ATmega 128 Prototyping Board

This little project started off with a large graphical VFD. I wanted to make a controller board for that display so it could be controlled from a PC (or other device) via USB. But when I started to draw up the schematics, I ended up with a more generic design that made it possible to use the Atmel ATmega128 (and compatible) in different projects.

The idea behind this page it to provide some help for those who had got a board from me (or made one yourself from my plans). You can find schematics, placement drawings and port usage pictures here as downloadable pdf-file.

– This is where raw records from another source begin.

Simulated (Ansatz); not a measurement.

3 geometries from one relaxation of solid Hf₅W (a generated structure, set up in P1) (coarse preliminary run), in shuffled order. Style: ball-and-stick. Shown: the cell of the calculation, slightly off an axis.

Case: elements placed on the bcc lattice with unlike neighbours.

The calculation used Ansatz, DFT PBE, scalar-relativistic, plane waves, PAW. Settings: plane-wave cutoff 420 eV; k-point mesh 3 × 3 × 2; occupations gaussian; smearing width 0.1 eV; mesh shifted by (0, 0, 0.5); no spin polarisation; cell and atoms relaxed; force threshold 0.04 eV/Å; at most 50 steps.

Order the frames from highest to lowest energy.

There are actually not much to describe about this. A rather simple and small board that allows you to play around with an ATmega128 (verified) or pin-compatible (ATmega1281 or ATmega2561, these are not yet verified). To summarize the design, the following features are avaiable:
Building the thing

This build requires SMD-mount skills. Best to start with this so You are prepared. The smallest parts are 1206-sized resistors and capacitators. The FT232RL is in a SSOP-28 and the ATmega is a TQFP-64.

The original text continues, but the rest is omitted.